How AI Taught Itself to See

How do we design a good feature representation from images?

we can learn features by training a nn to solve a specific task. In other words, build a linear classifier on top of a nn that minimizes loss on a specific classification task. We can then take those learned weights and adapt them to a new task. This is called transfer learning. These learned weights can give us a starting point, but they often fail to capture all the rich semantic meaning in an image.
Natural language can give us more information about an image, without having to constrain the representations to find a fixed set of classes. We can describe the image with descriptions of the object, the actions, and the background. For that we need a text encoder to turn natural language into a feature vector. We want feature vectors for image and its descriptions to be similar. We can do this with contrastive learning on pairs of images and description sentences. Known as Contrastive language-image pretraining
The above still requires sentence descriptions for images which can be expensive. Is there a way to use only the images? Enter self-supervised learning. We need a supervision signal for training without labels. Historically, researches have used colorization as a supervision signal, rotation angle, masked pixel predictions (inpainting).

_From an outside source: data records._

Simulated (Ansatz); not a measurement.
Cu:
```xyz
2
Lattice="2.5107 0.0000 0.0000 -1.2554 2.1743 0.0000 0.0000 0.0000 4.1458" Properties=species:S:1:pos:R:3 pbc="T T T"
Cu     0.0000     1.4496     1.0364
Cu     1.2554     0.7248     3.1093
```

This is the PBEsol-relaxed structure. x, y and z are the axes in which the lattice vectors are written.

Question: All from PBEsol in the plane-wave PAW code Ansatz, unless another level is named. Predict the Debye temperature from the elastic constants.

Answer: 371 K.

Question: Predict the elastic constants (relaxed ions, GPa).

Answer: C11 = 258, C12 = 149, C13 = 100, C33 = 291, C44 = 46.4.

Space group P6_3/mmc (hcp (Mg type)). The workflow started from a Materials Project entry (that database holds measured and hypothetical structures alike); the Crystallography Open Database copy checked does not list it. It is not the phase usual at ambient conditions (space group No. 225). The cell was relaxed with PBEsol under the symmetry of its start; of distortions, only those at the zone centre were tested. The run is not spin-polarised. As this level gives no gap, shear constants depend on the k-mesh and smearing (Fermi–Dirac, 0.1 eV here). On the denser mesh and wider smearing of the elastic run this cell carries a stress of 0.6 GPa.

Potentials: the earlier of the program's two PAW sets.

- The Dino models instead take augmented views of input images and the objective is to bring the embeddings pairs for matching source images closer, while pushing embeddings of different images far apart. Positive pairs should be high similarity (this was introduced in SimCLR). Dino extends this by taking a source images, making two augmented views and creating a student image encoder and a teacher image encoder. Features from both models are fed into a projection head to get the logits. After softmax, we get proba distributions. We train the student to match the teacher by calculating cross-entropy and minimizing. No gradient flows into teacher. Only student gets updated to match teacher. This is called knowledge distillation. The output dimension of the teacher is large. We only update the teacher gradually, using exponential moving average. To avoid collapsed representations, they use co-centering. This encourages the model to spread soft-maxed predictions more evenly across the output dimension.
- In DINOv2, authors add sinkhorn-knopp centering for better centering along with more data. They also add patch-level loss with masked-patches.
- In DINOv3, they add dense video features. They add Gram anchoring. This helps keep dense features more sharp and less noisy, along with more semantic coherence.